Provides API for high-performance SAT solver written in pure Python. Implementation of simple Davis-Putnam-Logemann-Loveland algorithm with intuitive search heuristics for the resolution steps - making it much faster than traditional DPLL.
This project was assigned by Dr. Licato as part of a class on Automated Reasoning (CIS 6930) at University of South Florida in Fall 2020. The class taught me about state-of-the-art SAT solvers, formulating other problems in SAT and 3SAT, and working in higher order logics (e.g., FOL). Practically, I learned methods used to parse, convert to CNF and evaluate complex boolean formulae. We were tasked to implement a DP-based SAT solver with optimizations made to improve over basic DP. In my approach, I implemented the popular DPLL, but, as just resorting to DPLL was considered too 'simple' of a solution, I further optimized the DPLL algorithm by computing metrics to select the 'best' literal for resolution. Other optimizations could be made that improve the selection of the branching literal (for DPLL step), like CDCL, but I found that merely adding strong heuristics to the resolution step drastically improved performance, with relative ease to implement.
Ultimately, we held a competition in the class to determine which group implemented the most efficient SAT solver. Groups were limited to 3 undergrads or 2 grads, with there being a good mix of groups and solo students -- I decided to complete the project on my own. Amazingly, my code turned out to be the fastest and the only one able to solve some problems with a large number of variables. For this, I was awarded extra credit points and some pride :). However, there were some edge cases, like where the input was supplied in DNF format with a large number of variables. In that case, my code would spend an endless amount of time converting to CNF. This can be alleviated by performing a Tseytin transformation (which a couple groups actually did).
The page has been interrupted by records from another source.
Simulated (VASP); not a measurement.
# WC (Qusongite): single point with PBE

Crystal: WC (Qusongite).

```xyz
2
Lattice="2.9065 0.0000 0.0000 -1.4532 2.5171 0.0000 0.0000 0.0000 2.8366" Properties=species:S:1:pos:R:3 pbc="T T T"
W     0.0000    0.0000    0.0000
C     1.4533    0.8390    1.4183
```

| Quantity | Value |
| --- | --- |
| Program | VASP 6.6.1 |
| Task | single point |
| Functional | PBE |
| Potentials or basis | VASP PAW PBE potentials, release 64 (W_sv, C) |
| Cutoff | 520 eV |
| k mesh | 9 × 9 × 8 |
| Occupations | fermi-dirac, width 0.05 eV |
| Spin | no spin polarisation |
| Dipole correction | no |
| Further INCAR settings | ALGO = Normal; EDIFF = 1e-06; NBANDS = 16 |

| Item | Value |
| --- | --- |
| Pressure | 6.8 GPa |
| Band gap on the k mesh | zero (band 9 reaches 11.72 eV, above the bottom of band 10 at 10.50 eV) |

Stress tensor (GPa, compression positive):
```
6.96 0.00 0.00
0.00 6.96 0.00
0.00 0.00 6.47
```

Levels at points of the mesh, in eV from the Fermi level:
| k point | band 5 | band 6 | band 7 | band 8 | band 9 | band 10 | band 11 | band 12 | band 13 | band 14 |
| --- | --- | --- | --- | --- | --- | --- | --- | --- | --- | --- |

The parsing and conversion code was completed through incremental assignments leading up to the project. Parsing is performed on boolean statements formatted like S-expressions. So, if you wish to use this code, you will have to pass your inputs in that format (shown in the P1_grader.py script provided by Dr. Licato). The DPLL code itself represents the expression as a list of sets of integers, where every set is a clause in the CNF formula. This makes it very easy to implement the rules using Python set functionality and itertools for high performance.